/marine-traffic-modelling

Modelling marine traffic in the ice-covered Baltic Sea using AIS data

Primary LanguageJupyter NotebookMIT LicenseMIT

Modelling marine traffic in the ice-covered Baltic Sea

Prediction of vessel routes, speed, traffic and ETA using grid-based methods and shortest path algorithm. Done as a part of a Master's thesis work.
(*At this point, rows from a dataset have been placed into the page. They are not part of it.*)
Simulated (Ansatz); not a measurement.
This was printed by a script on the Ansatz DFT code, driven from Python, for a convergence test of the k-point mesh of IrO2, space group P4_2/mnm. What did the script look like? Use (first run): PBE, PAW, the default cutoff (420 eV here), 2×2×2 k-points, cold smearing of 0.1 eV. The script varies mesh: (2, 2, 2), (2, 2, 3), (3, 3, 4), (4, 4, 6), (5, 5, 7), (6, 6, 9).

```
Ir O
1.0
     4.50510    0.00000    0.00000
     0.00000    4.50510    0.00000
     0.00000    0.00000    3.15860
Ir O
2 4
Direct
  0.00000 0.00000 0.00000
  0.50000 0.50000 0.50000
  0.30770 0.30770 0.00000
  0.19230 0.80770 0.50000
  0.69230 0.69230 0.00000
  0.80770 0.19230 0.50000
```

Summer (red) and winter (blue) vessel tracks in the Baltic Sea: Summer and winter AIS tracks

Highlights

  • Notebooks 1-6 will guide how the models are created
  • AIS observation and dirways from 2017-19 (data/datasets.zip & http://ieee-dataport.org/2099).
    • Training set containing 14 million AIS observations from the summer and fall of 2017-18
    • Summer and winter validation sets containing 120 thousand observations from 380 voyages
    • More data such as port locations and sea areas.
  • Method for calculating voyages out of AIS data (see EXTRA 1. Voyage Mapping)
  • Method for extracting mooring areas from AIS data (see EXTRA 3. Extract ports from observation data)

Abstract:

Icebreaking activity and seasonal ice propose challenges for marine traffic prediction in the Baltic Sea. Traffic prediction is a vital part in the planning of icebreaking activities. However, the prediction is still mostly manual task. To combat this, the aim of this thesis is to examine factors influencing marine traffic modelling in ice-covered waters and propose a novel A*-based method for modelling traffic in ice. The current state of the marine traffic modelling and factors affecting vessel movement are concluded by examining the literature and historical vessel tracks.

To summarize the literature review, the field of traffic modelling research is growing and shows great promise. However, the biggest challenges are evaluation of results and the lack of publicly available datasets. Moreover, the current approaches to model vessel movement in ice show promise but they fail to capture how icebreaking activity influences vessel routes.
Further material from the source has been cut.